Tennis great John McEnroe’s outbursts grated on the nerves of many a harried umpire back in the day. He talks about that and more this morning with Susan Spencer:
Four decades ago, John McEnroe stormed onto tennis’ genteel courts, smashing conventions, and occasionally rackets.
“I think I created some people that wouldn’t normally watch tennis — which was one of my goals,” he said.
He battled the other greats of the time: Bjorn Borg, Jimmy Connors, Ivan Lendl … and he battled any umpire he thought was wrong. He thought a LOT of umpires were wrong.
“You seemed to push it right up to the line,” Spencer said.
“I’m not the only one. I mean, you gotta sort of be aware of what you can and can’t do. They do that all the time in other sports. ‘Oh my God, you took it to the line! Wow!’ Of course I took it to the line!”
After all, he figured they’d never actually throw him out.
“They don’t want to get rid of one of the best guys, if he’s bringing in ratings and interest,” McEnroe said. “So, I mean, that’s part of the incentive of getting good, because you get away with more.”

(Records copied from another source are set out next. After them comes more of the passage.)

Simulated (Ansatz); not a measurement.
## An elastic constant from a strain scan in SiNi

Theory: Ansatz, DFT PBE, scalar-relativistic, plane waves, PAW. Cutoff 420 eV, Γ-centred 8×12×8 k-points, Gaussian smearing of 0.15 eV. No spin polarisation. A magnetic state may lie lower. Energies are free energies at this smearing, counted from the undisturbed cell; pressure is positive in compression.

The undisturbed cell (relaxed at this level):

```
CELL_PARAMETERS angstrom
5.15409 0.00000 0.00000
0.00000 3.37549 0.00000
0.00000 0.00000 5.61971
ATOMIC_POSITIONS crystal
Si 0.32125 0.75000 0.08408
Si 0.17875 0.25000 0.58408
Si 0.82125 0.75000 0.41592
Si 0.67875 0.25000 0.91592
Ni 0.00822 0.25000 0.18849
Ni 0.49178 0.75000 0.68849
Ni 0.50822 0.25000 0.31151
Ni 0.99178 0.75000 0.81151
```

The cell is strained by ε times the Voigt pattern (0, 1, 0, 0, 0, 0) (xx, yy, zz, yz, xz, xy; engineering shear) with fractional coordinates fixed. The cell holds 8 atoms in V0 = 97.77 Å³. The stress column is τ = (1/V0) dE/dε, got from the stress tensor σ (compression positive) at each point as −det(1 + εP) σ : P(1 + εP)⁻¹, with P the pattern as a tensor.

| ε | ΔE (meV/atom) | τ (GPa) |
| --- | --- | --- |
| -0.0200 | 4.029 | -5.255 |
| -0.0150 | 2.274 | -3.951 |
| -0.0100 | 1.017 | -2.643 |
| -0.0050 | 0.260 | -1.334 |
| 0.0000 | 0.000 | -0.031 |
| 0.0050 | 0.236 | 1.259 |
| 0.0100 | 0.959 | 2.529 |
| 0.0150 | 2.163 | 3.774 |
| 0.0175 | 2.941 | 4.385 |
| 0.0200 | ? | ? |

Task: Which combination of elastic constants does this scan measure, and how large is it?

The line “You cannot be serious,” famously uttered to an umpire at Wimbledon in 1981, became McEnroe’s catch-phrase, and the title of his first autobiography — followed now by a second, “”But Seriously” (Little, Brown). If there’s a common theme, it’s intensity, that spark lit long ago by his father back in Queens.
“My late father, he managed me, so he was great early on. He said, ‘Listen, you don’t need to do this, you’re better than them!’ You know, I mean, it was a loud dinner table at my house!”
He started playing tennis at eight, and quickly climbed through the junior ranks.
At 18, as an amateur, he stunned even himself by making the semi-finals at Wimbledon.